REVIEWED BY JONATHAN LEWIS:


TRAINING DAY. Warner Brothers, 2001. Denzel Washington, Ethan Hawke, Scott Glenn, Tom Berenger. Director: Antoine Fuqua.

   A brief warning, if I may, especially to those of you who have not seen the movie and think you might. In my comments that follow, there will be aspects of the film that may be revealed before you’d like to know about them. This is one of those films that if you know too much before it begins, it will spoil everything for you.

   Training Day, the film for which Denzel Washington won an Academy Award for Best Actor, works on two different levels. On the surface, it’s a gritty crime film about two cops. One is a veteran African-American detective, Alonzo (Washington) from the mean streets of South Central Los Angeles. The other, Jake Hoyt (Ethan Hawke) a fresh-faced White rookie from the suburban San Fernando Valley who is not prepared for what will face him on his first day — his training day — working in the narcotics division.

   As the movie begins, the viewer goes along with Hoyt as he rides along with the charmingly crude Alonzo as they cruise the mean streets of Los Angeles, encountering rapists, thugs, and drug dealers. Alonzo does his best to tell his green apprentice that unless he’s willing to be a wolf, he’s going to be eaten alive by the criminal element plaguing the city.

   That’s one level of the film and it’s not a particularly bad police film. There’s plenty of action, and Washington shows he’s a top American film talent. For an actor who had previously played rather cerebral types or at least heroes, he really does seem to lose himself in the role. No surprise then that he won an Oscar.

   But there’s a whole other level to Training Day and that’s one that, from what I can tell, seems to have gone little noticed among critics. And that would be the story unfolding from the point of view of the film’s protagonist, Jake Hoyt.

   In many ways, the movie isn’t about Alonzo at all. It’s about Jake’s perception of what is happening — or not happening — all around him. For most of the film, Jake thinks he’s in the company of hothead at best, a corrupt cop at worst. But as things progress, he learns that he has perceived the situation incorrectly all the time. True, Alonzo is a hothead and corrupt, but he’s also been working on a scheme involving Jake from the very first moment that the two men meet in a diner.

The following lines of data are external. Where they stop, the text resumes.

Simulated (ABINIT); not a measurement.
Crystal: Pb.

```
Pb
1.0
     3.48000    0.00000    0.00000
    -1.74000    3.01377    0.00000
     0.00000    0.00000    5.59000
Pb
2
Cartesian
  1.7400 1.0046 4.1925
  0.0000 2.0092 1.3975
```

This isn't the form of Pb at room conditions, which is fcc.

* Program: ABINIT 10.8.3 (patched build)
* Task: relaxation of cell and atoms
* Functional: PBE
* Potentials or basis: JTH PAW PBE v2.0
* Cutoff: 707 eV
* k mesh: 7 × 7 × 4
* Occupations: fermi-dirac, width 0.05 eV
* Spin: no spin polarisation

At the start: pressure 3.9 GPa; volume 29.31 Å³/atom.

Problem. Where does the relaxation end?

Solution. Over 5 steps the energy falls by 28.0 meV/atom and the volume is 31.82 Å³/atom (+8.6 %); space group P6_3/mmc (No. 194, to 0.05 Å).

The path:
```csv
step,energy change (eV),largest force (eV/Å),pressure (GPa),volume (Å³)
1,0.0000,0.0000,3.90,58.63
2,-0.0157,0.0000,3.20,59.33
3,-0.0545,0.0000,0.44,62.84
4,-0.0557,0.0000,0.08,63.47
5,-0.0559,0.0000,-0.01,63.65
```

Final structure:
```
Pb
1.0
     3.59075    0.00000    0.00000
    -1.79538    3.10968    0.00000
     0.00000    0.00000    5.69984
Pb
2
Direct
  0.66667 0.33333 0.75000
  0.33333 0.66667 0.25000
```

   Much of the film features scenes in which the two men burst into various apartments and houses. Alonzo knows what to expect inside; Jake does not. For most of the movie, we experience this disorientation from Jake’s perspective. What waits inside these homes? Where is Alonzo taking him? Are the people that Alonzo is shaking down criminals or just innocent people caught up in a web of corruption? Everything seems to be happening so fast that Jake can hardly gain a sense of where he is and what is happening.

   Typical of the film noir genre, the movie positions Jake as an object, rather than a subject. He’s seemingly at the whims of a world gone mad, caught up in a continual spiral downward. That is until a coincidence — also a noir trait — ends up saving his life and allows him to regain his footing.

   Also key to the plot is the fact that very early on Alonzo forces Jake to smoke marijuana, telling him that if he wants to be a narc, he has to be familiar with drugs. Turns out that it isn’t marijuana at all, but the far deadly and more disorienting PCP. Something else that not only changes Jake’s literal perception of urban Los Angeles, but becomes central to the wildly devious plan Alonzo has in mind.

   After putting up with Alonzo’s increasingly crazed behavior for a one bruiser of a day and discovering how Alonzo has set him up as a patsy for his plans, Hoyt finally sets upon a course of action that will ultimately lead to his would-be mentor’s final downfall.